Chao Zhang defends his PhD thesis on Performance Benchmarking and Query Optimization for Multi-Model Databases

On Monday the 19th of April 2021, M.Sc. Chao Zhang will defend his doctoral thesis on Performance Benchmarking and Query Optimization for Multi-Model Databases. The thesis is related to research done in the Department of Computer Science and in the Unified Database Management Systems group at the University of Helsinki.

M.Sc. Chao Zhang defends his doctoral thesis on Performance Benchmarking and Query Optimization for Multi-Model Databases on Monday the 19th of April 2021 at 13 o'clock in the University of Helsinki Exactum building, Auditorium B123 (Pietari Kalmin katu 5, 1st floor). His opponent is Associate Professor Konstantinos Stefanidis (Tampere University, Finland) and custos Professor Jiaheng Lu (University of Helsinki). The defence will be held in English. It is possible to follow the defence as a live stream at https://helsinki.zoom.us/j/66764680740.

The thesis of Chao Zhang is a part of research done in the Department of Computer Science and in the Unified Database Management Systems group at the University of Helsinki. His supervisor has been Professor Jiaheng Lu (University of Helsinki).

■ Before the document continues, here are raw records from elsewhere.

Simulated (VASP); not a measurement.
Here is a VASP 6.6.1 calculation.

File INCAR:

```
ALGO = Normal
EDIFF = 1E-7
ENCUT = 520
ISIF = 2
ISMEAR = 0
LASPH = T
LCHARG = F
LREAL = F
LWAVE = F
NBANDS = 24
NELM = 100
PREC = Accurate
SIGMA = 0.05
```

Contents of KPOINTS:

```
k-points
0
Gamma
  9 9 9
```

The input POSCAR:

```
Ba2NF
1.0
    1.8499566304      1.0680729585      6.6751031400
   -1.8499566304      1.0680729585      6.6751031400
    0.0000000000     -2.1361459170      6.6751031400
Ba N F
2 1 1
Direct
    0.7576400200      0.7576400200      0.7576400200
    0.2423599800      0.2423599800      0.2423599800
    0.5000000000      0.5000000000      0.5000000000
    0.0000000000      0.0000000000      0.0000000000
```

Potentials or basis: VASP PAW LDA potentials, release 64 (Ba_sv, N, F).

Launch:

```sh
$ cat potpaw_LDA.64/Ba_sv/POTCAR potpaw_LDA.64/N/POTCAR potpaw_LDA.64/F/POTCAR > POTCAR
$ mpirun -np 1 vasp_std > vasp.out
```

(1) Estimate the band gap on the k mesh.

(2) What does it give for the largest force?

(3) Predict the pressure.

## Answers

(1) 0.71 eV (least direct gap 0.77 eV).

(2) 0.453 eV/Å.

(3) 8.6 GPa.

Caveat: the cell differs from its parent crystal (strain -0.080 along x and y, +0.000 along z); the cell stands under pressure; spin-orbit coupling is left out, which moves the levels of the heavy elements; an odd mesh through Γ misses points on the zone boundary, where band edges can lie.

Performance Benchmarking and Query Optimization for Multi-Model Databases

Multi-Model DataBases (MMDBs) are database management systems that utilize a single platform to store, manipulate, and query data in various data models, e.g., relational, tree, and graph models. Numerous MMDBs have been developed to facilitate multi-model data management, but they differ fundamentally in data storage, query language, and query processing. Existing tools are not suitable for benchmarking MMDBs because they do not consider the multi-model data and workloads. Therefore, it is of paramount importance to provide a new benchmark to evaluate the performance of MMDBs. Furthermore, MMDBs bring new issues for query optimization as traditional techniques cannot properly optimize the queries due to the lack of consideration of multi-model operators and storage. Thus, it calls for new approaches to optimize multi-model queries.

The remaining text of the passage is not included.